However, if the patented feature was responsible for all of the demand for the product, then all of the profit is appropriately attributed to the patent.
Springboard Profits, Pre-Judgment Interest and “Profits on Profits”
The patentee is entitled to other ancillary profits that arose from the infringement, such as springboard profits (profits made after a patent has expired due to an early start during the life of the patent), pre-judgment interest (interest on the profit accumulated prior to judgment) and “profits on profits” (any profits from reinvestment of the profits of the infringement). These additional profits are consistent with the objective of removing any benefit the infringer may have received from infringing.
If the infringer’s profits were in a foreign currency (such as US dollars), then the award is converted to Canadian dollars based on the currency exchange rate on the day of judgment. The Court reasoned that this best reflects the amount that the infringer had in pocket at the time of judgment. An infringer is not liable for, nor does it receive the benefit of, currency conversion risk.

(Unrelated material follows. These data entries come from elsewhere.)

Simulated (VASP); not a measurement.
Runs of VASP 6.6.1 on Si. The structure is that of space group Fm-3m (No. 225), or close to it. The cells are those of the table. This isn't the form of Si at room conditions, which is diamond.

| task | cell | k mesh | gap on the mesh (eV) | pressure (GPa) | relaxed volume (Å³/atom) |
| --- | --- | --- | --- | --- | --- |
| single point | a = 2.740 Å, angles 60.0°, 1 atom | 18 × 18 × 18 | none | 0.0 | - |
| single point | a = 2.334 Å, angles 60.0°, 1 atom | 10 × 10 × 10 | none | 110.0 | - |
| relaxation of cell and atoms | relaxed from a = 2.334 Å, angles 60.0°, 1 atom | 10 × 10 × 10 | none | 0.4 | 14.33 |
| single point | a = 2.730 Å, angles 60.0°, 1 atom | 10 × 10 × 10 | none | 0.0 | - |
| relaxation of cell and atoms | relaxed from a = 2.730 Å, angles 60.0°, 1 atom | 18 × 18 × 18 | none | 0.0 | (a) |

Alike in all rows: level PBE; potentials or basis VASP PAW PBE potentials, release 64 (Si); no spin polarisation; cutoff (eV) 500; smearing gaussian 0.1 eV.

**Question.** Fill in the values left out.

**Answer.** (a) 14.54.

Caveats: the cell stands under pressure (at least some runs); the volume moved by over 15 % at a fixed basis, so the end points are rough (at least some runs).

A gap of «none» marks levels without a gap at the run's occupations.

The Court’s decision in Nova Chemicals provides certainty to the calculation of an accounting of profits for patent infringement. However, the value of the remedy may vary greatly depending on the facts. Patentees may receive a court-approved windfall, reaping the benefits of an infringer’s successful exploitation of the patent. However, if an infringer is unable to successfully utilize the invention, patentees may receive very little compensation. Patentees should evaluate both what an infringer’s profits are and what compensatory damages may be in valuing patents and patent infringement claims. As a patentee has the option to elect either the patentee’s actual damages suffered or the infringer’s profits, careful consideration should be made when deciding on this election given the above.